The year was 1970, I think. My best friends, Sherry and Denise, and I excitedly flipped through Soul, the monthly newsletter put out by the R&B station in the San Francisco Bay area.

The year was 1970, I think.

My best friends, Sherry and Denise, and I excitedly flipped through Soul, the monthly newsletter put out by the R&B station in the San Francisco Bay area.

In our young, impressionable eyes, Soul was the equivalent of People magazine.

Under the headline "Groups To Watch," there was a picture of five good-looking boys, the youngest doe-eyed and caramel-colored with cutest pug nose you'd ever want to see.

The one named Michael, who stole the show every time.

They called themselves the Jackson 5.

They were black, like us. Rocked fringed vests and big Afros, like us.

And they were kids, just like us.

As the Jackson 5 started to blow up, chalking up No. 1 hit after No. 1 hit, we took them with us everywhere we went, played them endlessly in our bedrooms, and blasted them at family barbecues.

Because if a Jackson 5 song was on, you knew joy was being spread someplace.

"ABC." "I Want You Back." "Never Can Say Goodbye"

The boy band for a Soul Train generation.

It's hard to describe the love I had for the Jackson 5 back then. Suffice it to say I loved them so much I lied just so I could say I'd been close to them.

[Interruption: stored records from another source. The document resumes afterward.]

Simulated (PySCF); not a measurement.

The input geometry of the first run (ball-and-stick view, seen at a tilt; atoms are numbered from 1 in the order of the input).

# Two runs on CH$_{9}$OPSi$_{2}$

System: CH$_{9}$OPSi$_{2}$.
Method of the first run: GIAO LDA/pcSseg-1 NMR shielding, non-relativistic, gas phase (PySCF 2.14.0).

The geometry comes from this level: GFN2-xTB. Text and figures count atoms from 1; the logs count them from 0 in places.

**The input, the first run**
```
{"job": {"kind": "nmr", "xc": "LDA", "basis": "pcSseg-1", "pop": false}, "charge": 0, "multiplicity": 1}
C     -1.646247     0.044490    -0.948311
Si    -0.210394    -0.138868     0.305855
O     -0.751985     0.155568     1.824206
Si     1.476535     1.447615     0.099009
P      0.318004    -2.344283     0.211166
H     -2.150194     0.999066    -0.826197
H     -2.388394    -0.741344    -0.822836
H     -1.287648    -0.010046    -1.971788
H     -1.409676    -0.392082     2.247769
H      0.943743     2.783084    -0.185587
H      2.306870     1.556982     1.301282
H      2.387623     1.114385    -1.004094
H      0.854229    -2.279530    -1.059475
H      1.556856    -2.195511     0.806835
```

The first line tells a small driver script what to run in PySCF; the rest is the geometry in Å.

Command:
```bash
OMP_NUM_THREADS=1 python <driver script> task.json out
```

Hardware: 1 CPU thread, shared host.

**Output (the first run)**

And as someone who has gone on to cover everyone from Julius Erving to Denzel Washington without fawning, I'd say that's big love.

Once, the Jackson 5 were scheduled to appeared at White Front, a warehouselike discount store in Oakland (think Wal-Mart).

We misread the time. By the time Sherry, Denise, and I showed up, they were gone.

We were crushed.

But we so wanted to know them, to prove we had met them, that Denise forged Michael and Jermaine's autograph in my little perforated autograph book. As if she knew what their signatures looked like.

Not that it mattered. Denise was one of the few who knew of my unrequited love for the Jackson 5, especially Jermaine.

But we all knew that the smallest one was the biggest star - the one whose sweet, soulful voice soared above them all and whose talent was unmatched.

Sure, he had the voice, but he was blessed with the showmanship of a James Brown, the kind of dance talent and stage presence that was often imitated - think Usher, Chris Brown, Justin Timberlake - but was seldom duplicated.

Everything he touched turned to gold. Only Michael could sing a song about a rat and make it sound like a romantic sonnet.

And it was Michael, introducing us to the moonwalk in that electrifying "Billie Jean" performance on the Motown 25 anniversary special in 1983, who morphed from solid solo artist to superduper star right before our eyes.

We'd all be well within our rights to claim a piece of Michael Jackson for ourselves.

After all, Michael's musical mastery - as well as his cultural infamy - pervaded some aspect of our lives for the better part of 40 years.

For 30-somethings, the first memory of Michael was surely the one who appeared on Motown 25. By then he had emerged as the trendsetting King of Pop. The Gloved One. The global phenomenon that was Thriller - the album and the transcendent video.

Our children, sadly, will point to Wacko Jacko, the washed-out singer who looked more like the Joker than a Jackson, whose bizarre behavior and clown-faced looks overshadowed his musical genius.

But we children of the '70s who were with him from the beginning know what the real deal is.

Despite all the surgeries, all the disturbing allegations of his relationships with children, all the self-destruction, his importance as an artist whom you always knew had more genius in him cannot be diminished.

It is what happens when you grow up with someone.

That is why the thought of Michael Jackson not being around to grow old with us hurts so bad.